Friday, May 25, 2007

Forms, RADs and Common Access Cards - It Works

After three weeks of twelve hour days, lost weekends, and two trips to our customer's location, we finally have an Oracle Forms application that can be accessed with Department of Defense Common Access Cards (CACs).

CACs are smart cards containing a PKI certificate. The military uses these for ID cards and for gaining access to the .mil domain. Users have to insert their CAC into a reader at a workstation to login to their local network.

We built a login module using two java servlets and a simple html form to read the users common name attribute from the card's distinguished name. The CAC's common name contains a unique identifier that is used to create an entry in Oracle Internet Directory. We use Oracle's sample forms_rad pl/sql package to create a Resource Access Descriptor for the user and store it in OID as well. After the user's OID entry and RAD are created, they are turned over to Forms, which is configured for Single Sign-On. Single Sign-on authenticates the user and Forms then pulls the RAD from OID and connects to their backend database account.
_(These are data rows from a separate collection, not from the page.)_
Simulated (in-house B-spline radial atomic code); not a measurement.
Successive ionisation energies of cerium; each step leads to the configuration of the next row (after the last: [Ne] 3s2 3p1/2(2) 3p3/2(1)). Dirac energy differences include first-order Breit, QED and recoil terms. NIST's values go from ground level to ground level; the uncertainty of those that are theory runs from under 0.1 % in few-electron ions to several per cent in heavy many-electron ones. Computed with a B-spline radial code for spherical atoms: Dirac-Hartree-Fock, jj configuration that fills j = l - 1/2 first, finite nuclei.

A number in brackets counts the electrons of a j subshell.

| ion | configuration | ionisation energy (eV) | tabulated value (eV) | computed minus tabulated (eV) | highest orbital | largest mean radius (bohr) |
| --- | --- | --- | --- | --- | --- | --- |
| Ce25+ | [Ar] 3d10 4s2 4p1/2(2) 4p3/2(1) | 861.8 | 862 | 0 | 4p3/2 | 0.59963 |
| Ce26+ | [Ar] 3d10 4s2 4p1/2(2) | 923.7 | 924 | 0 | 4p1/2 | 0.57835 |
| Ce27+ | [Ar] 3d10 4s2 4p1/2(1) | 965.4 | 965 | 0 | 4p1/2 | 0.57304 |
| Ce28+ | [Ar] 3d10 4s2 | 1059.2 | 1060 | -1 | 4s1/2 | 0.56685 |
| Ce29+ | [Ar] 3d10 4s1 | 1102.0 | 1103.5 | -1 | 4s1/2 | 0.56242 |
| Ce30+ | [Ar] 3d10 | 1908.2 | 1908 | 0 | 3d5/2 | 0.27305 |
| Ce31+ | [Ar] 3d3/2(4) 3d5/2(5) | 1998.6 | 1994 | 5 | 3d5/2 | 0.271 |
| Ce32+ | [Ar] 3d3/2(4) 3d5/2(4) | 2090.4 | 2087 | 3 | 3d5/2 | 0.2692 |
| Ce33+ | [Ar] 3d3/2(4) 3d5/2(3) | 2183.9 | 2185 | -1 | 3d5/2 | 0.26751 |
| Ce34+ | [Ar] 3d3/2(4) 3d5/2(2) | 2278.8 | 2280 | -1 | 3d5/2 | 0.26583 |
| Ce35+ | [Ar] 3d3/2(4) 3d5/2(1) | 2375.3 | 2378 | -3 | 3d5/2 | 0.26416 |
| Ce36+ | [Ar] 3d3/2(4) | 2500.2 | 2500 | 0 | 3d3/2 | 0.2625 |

Although it was often frustrating, it was a great learning experience. My next project is to convert the servlets into .jsp pages. Now that we've got the configuration licked (about 75% of the effort was getting the Oracle Application Server 10g (10.1.2) configured correctly) this should be fairly simple.

Several folks posted helpful suggestions to previous entries in this blog and once again I'll say thanks to all for your help. If anyone has any questions about our configuration please post them here and I'll do my best to answer your questions.